Bruce Lee's daughter Shannon Lee is taking jabs at film-maker Quentin Tarantino.
A trailer for his upcoming movie Once Upon A Time In Hollywood has scenes featuring gongfu legend Lee (played by actor Mike Moh).
But Shannon Lee told trade publication Deadline that Tarantino did not consult her.
"If they contacted me, I could be completely unreasonable and make all kinds of ridiculous demands, but they don't know that I'm not going to do that.
"A lot of times, the best practice is: 'We'll just stay away from that so we don't have to even open that can of worms,'" she noted.

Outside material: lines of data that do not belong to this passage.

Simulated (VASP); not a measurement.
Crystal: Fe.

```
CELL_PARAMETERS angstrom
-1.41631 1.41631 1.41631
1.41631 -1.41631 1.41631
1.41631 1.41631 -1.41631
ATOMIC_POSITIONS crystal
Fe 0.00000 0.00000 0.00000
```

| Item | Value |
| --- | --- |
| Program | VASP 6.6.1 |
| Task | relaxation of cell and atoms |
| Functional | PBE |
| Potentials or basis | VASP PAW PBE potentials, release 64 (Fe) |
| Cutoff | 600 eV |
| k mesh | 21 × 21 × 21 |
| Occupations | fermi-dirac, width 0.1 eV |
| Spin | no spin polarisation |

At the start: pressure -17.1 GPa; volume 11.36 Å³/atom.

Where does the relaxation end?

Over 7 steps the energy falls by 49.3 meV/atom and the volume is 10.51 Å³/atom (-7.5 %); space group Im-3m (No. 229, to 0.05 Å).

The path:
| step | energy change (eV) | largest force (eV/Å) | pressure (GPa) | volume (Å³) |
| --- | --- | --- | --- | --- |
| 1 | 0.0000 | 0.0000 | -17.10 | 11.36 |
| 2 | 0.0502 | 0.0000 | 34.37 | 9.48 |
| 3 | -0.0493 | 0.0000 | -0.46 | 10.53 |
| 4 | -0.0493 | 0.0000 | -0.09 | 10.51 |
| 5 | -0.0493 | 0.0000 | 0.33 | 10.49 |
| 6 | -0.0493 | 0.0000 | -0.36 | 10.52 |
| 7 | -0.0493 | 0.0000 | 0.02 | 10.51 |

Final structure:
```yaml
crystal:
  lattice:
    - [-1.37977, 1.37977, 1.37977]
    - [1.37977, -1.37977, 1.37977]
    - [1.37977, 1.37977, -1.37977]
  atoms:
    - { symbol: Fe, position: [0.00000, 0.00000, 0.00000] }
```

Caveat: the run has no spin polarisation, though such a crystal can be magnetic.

But Shannon Lee, 50, counter-attacked that Tarantino did inform the sister of slain actress Sharon Tate, who is also a character in the movie that stars Leonardo DiCaprio and Brad Pitt.
"With Tarantino's film, to not have been included in any kind of way, when I know that he reached out to other people but did not reach out to me, there's a level of annoyance," Shannon Lee added.
"Let's just see how the universe deals with this one," she said.
She does not know how the plot treats Bruce Lee, hoping only that the film will do justice to him.
Shannon Lee runs the estate of the gongfu icon who died at age 32 in 1973 at the height of his fame.
Saying that she is not a control freak, she added, however, that any project "has to be in alignment with my father's legacy and with my family's legacy".
"We can be as creative and as free and as awesome as we want to be, but if you come to me and say: 'I want to make a buddy cop movie where Bruce Lee goes around giving people the death touch and scaling walls like Spider-Man', I'm going to say no."
But Shannon Lee said yes when Justin Lin, who has directed several Fast & Furious movies, asked if they could work together on a Bruce Lee project.
She is the executive producer of Cinemax action drama Warrior, adapted from an idea for a TV series which Bruce Lee himself wrote and pitched to Warner.
Warrior is set against the backdrop of vicious fights for control of San Francisco's Chinatown in the second half of the 19th century.